The guidance, titled "Copyright Registration Guidance: Works Containing Material Generated by Artificial Intelligence" is brief and to the point, covering most of the issues to give better light on copyright protection on these emerging works.

The guidance initially starts with the basics, noting that for works to be protected by copyright they must have human authorship. The main decision in this regard is Burrow-Giles Lithographic Co. v Sarony where the US Supreme Court confirmed that  an author is “he to whom anything owes its origin; originator; maker; one who completes a work of science or literature”, which specifically can only be a human author. Subsequent decisions have confirmed the position to be the same, with precedent being clearly set in stone since 1886.

The same requirement is extended to the registration of copyright protected works by the Copyright Office, with its Compendium noting this position clearly. Any works created by AI systems are treated as the result of “mechanical reproduction” instead of an author’s “own original mental conception, to which [the author] gave visible form”, so the authorship of AI generated works will depend on the circumstances, e.g., how the AI tool operates and how it was used to create the final work. 

The Copyright Office notes that this includes simply giving the AI system a prompt and it then produces a new work, which is how most of the systems operate currently, as then the "'traditional elements of authorship' are determined and executed by the technology". What users would have to do is exercise ultimate creative control how such systems interpret any given prompts and then generate the material for them to have human authorship. 

Human authorship is possible, however, if a user "select[s] or arrange[s] AI-generated material in a sufficiently creative way that “the resulting work as a whole constitutes an original work of authorship", or if an artist modifies the works created by the AI systems to meet authorship requirements. 
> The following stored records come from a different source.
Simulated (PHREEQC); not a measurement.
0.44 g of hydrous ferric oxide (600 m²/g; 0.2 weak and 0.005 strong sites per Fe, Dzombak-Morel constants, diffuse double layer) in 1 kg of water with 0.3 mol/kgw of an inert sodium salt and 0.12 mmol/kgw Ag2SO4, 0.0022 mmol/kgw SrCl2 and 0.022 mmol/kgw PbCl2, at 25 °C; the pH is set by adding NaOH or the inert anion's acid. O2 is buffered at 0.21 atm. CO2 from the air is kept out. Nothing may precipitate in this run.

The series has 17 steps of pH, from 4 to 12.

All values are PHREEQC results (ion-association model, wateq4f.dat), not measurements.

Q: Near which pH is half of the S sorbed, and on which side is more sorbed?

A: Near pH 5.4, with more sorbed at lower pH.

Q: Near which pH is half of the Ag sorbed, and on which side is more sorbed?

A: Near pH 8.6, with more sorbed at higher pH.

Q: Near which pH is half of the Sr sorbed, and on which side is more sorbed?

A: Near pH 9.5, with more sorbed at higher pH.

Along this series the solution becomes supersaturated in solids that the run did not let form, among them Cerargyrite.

The guidance is a clear sign that legislation is behind the times and legal requirements for authorship would need to be updated to reflect the new paradigm of AI generation of works and their protection in some form. The protection would still have to balance the remuneration of artists whose works are used in the training data and/or source of any derivative works, while encouraging the development of these AI systems and to remunerate them accordingly. This will be a difficult balance to strike, especially since legislatures across the world are woefully behind the development of these technologies.